I use Google for searching, mostly because I find their results accurate and (most of the time) spam-free.

Lately however I’ve been experimenting more with Bing and Yahoo. They seem to be the same. So much so that they have the same results for the search terms I’m using, in the same positions. Makes me wonder…

Anyway, on to my point. Bing, your search results are awful. I select ‘Results only from the UK’ and here’s a slice of what I get, for the search term ‘school signage‘:

  • Position 10: they can’t even spell the word ‘signage’ properly (they spelt it ‘sinage’), yet you have them at position 10? They’re also position 21, apparently duplicating content, you allow that do you?
  • Position 42: is a PDF file leading to an article. Surely when searching the web, I’m looking for websites?
  • Position 63: Nothing to do with school signage.
  • Position 72: Nothing to do with school signage.
  • Position 82: Nothing to do with school signage. The title even says so!
  • Position 95: Nothing to do with school signage.

Ok so this is the first 100 results out of 19,000. Admittedly no-one looks past the first three pages (if that!).

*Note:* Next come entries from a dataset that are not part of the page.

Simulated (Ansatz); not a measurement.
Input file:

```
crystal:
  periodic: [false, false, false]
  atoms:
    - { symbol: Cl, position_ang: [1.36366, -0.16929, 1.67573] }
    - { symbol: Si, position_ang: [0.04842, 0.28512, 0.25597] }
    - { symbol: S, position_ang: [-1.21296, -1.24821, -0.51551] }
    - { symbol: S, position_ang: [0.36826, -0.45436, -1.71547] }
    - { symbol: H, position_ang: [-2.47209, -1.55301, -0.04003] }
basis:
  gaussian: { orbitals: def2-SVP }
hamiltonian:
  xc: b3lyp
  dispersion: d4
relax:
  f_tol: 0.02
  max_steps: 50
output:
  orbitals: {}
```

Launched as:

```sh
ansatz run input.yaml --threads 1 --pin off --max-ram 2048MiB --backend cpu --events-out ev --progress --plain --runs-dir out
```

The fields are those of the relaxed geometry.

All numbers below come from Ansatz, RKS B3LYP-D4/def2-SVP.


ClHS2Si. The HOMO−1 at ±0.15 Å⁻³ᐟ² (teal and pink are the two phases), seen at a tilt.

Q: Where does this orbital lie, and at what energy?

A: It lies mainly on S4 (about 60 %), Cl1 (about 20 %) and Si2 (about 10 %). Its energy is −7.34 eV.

So my reasoning for this was because I was looking for the company I work for, , for their results under the same search term. Limiting this a little to ‘school signage lincolnshire‘, again on Bing, here goes:

  • Position 12: Finally! We’re on there, but oddly not the GRS category for school signs, why is that Bing?
  • Position 13: Lincolnshire tree services? Are you serious Bing? And again at position 20?
  • Position 25, 26, 30: Council web pages?
  • Position 29: A school?

Ok so why is this happening? Surely a simple search term like ‘school signage‘ should net me only those websites and webpages that deal with ‘school signage‘? Out of the 16,400 results above, the first 30 have at least 5 bogus (maybe bogus isn’t a good word, let’s say ‘inaccurate’) results…

I read that Bing (and Yahoo) both set their store by how many incoming links a website has, to grade and position them in results. How is that useful? That’s easily manipulatable by scammers, and companies as large as yours should know that. How easy would it be to create an innocent page on say, breakfast cereal, get hundreds if not thousands of incoming links, let it sit for a month or two, then swap the content out for mobile telephone offers, or worse, porn?

My family’s business chooses not to have outgoing and incoming links to competitors, or related businesses, because we want to stand alone on the product we produce. There is nothing wrong with that. Google seems to agree, our links are fairly high on their searches, but not on yours (and Yahoo’s).

Can someone please clarify a little? How can I structure the website to better gain rank on their search listings? It is well written HTML/CSS/PHP/JQuery, I try to follow all the rules, but because we don’t want to clutter our business pages with incoming links, we’re penalised?